The UK economy unexpectedly accelerated in the third quarter, upping the pressure on the Bank of England to hike interest rates next month.
The Office for National Statistics (ONS) said gross domestic product (GDP) grew by 0.4% in its initial estimate for July to September this year.
The rise is above expectations of 0.3%, as economists predicted growth in line with the first and second quarters of 2017.
The lion’s share of the expansion came from the services and manufacturing industries, while the construction sector fell into recession.
However, the UK economy is still struggling to bounce back to levels seen in the final quarter of 2016 when GDP rose by 0.6%.
It comes as the Bank’s Monetary Policy Committee (MPC) mulls whether to raise interest rates from record lows of 0.25% in November, as inflation continues to soar.
Howard Archer, EY ITEM Club’s chief economic adviser, said: “Improved third-quarter GDP growth of 0.4% quarter-on-quarter increases the chances that the Bank of England will raise interest rates from 0.25% to 0.5% on November 2 after the MPC meeting.”
Higher than expected third-quarter growth is a boost for Chancellor Philip Hammond as he gears up to deliver his Budget next month.
He recently warned that Brexit had left the UK economy under a “cloud of uncertainty”, while the International Monetary Fund also raised the growth outlook for every advanced economy aside from Britain because of its EU divorce.

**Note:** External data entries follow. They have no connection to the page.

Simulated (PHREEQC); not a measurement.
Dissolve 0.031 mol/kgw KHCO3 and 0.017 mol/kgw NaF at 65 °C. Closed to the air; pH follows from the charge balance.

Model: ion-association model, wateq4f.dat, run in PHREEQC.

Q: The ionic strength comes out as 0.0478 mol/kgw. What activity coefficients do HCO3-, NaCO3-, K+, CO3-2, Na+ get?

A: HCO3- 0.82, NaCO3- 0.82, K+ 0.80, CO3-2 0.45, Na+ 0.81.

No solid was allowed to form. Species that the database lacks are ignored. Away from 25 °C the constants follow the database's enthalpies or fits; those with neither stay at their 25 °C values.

Responding to the GDP announcement, the Chancellor said: “We have a successful and resilient economy which is supporting a record number of people in employment.”
On an annual basis, GDP expanded by 1.5% in the third quarter, compared to the same three months in 2016.
Sterling shot up following the release, rising more than 0.3% against both the US dollar and the euro to 1.317 and 1.119, respectively.
Darren Morgan, the ONS head of national accounts, said: “Services, led by increases in IT, motor trades and retail, continued to drive GDP growth.
“Manufacturing also boosted the economy with an improved performance after a weak second quarter.
“However, construction output fell for the second consecutive quarter, although it remains above its pre-downturn peak.”
Britain’s powerhouse services sector, which accounts for around 79% of the UK economy, grew by 0.4% during the third quarter, the same rate as the three months before.
The main drivers came from the business services and finance sector, which climbed by 0.6% during the period.
Industrial production also expanded by 1%, boosted by a 1% jump from manufacturing and a 1.5% rise from mining and quarrying.
It helped offset a dismal performance from the construction sector, which fell by 0.7% between July and September – the lowest drop since the third quarter of 2012.
It means the construction industry is now in recession after also declining by 0.5% in the second quarter.
John Hawksworth, PwC’s chief economist, said: “These numbers do not change the big picture for the UK, which is of an economy that has slowed due to higher inflation linked to the weak pound and Brexit-related uncertainty dragging on business investment.
“But we should not overdo the gloom as there is nothing in this or other recent data to suggest that the slowdown is in danger of turning into a recession.”
A separate measure of the services sector – the index of services – showed output growth of 0.2% between July and August this year.
Labour’s shadow chancellor John McDonnell said: “The UK is not growing as fast as many of our trading partners in the EU or the USA, and it is becoming increasingly clear that this Government has to use next month’s Budget for a change of direction.”